Let's say that you have been a Kyoto convert for years.

The Kyoto Protocol, the United Nations climate treaty designed to cut greenhouse gas emissions, has only been in effect for 2 days, but maybe you've been committed to its goals for much longer. You've been turning down your thermostat, car-pooling when possible, you've even replaced that inefficient refrigerator in your kitchen.

Travellers can now make their trips "carbon neutral" by buying carbon offsets.So, you're green, right? You're doing your part to burn fewer fossil fuels and help Canada reduce its greenhouse gas emissions by 6 percent below 1990 levels within seven years. This means reducing the emissions we produce today by about a quarter.

Well, when you live in the North, it is far too easy to blow your yearly carbon budget by hopping aboard an airplane.

Carbon dioxide is the main greenhouse gas produced by burning fossil fuels, and even a relatively short jaunt to Vancouver pumps out about a half-tonne of carbon per passenger. Flying to Ottawa for a meeting? Your carbon load for the round trip flight is more than a tonne.

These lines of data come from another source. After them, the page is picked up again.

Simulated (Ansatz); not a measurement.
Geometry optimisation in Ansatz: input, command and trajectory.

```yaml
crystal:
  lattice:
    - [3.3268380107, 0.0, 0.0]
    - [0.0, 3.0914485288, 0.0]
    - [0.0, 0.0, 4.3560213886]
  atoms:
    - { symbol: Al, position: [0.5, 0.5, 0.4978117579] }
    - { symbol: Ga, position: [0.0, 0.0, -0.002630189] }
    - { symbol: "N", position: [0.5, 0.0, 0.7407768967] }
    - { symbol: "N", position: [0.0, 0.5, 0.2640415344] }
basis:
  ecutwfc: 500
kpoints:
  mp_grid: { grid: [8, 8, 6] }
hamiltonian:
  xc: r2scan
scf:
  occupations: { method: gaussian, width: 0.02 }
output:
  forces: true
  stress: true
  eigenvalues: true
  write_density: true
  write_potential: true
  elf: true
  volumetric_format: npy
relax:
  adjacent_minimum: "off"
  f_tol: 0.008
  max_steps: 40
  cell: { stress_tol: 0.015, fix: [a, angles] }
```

The average Canadian produces more than 5 tonnes of greenhouse gasses such as carbon dioxide per year. That is enough gas -- by volume -- to fill five two-storey, three-bedroom houses.

For many Yukoners, flying is often the only practical way to visit relatives, and our long winters can stir up an overwhelming urge to escape to a warmer climate for awhile. Also, government employees, who make up the majority of the work force, regularly hop on planes to attend meetings in other parts of the country.

Air travel is considered to be the world's fastest growing source of greenhouse gas emissions, and the amount of travel is expected to double in the next 15 years. While the fuel efficiency of planes has increased tremendously over the last few decades, it has not kept pace with the boom in the total number of kilometres being logged per year by air travellers.

Air travel is also cheaper than ever, and the reality is -- people are going to keep flying. So what is a conscientious consumer to do?

Many organizations -- both private and non-profit -- are offering ways that travelers can remain "carbon neutral" while travelling by purchasing carbon offsets. These green measures are aimed at balancing out greenhouse gas emissions by planting trees, installing solar heaters, or taking other measures that reduce the amount of carbon being pumped into our atmosphere.

Many websites are making this practice easy. Future Forests, a British company, has an online calculator that estimates how much carbon dioxide your planned flight will pump into the air, and how many trees need to be planted to offset that amount.

For example, according to their flight calculator, purchasing two trees would make your round-trip flight to Ottawa carbon neutral.

The Tree Canada Foundation provides a similar service in this country, and estimates that the average Canadian tree will contain about 200 kilograms of carbon over an 80-year period in urban areas, and 225 kilograms of carbon in rural areas.

Carbon calculators will no doubt become more commonplace in the Kyoto era. Scandinavian Airlines already provides an emissions calculator for its own flights which computes emissions not only of carbon dioxide, but of other pollutants spewed out in jet contrails such as nitrogen oxides.

However, the world of carbon offsets is far from exact, and the remedies not always clear. Planting more trees might sound like an obvious solution, but -- as some critics have pointed out -- what if the trees burn up in a forest fire, releasing the carbon dioxide back into the atmosphere?

Measuring carbon loads is also confusing. In some cases, flying might be more environmentally benign than driving; it all depends on the efficiency of your vehicle, the number of passengers and a host of other factors.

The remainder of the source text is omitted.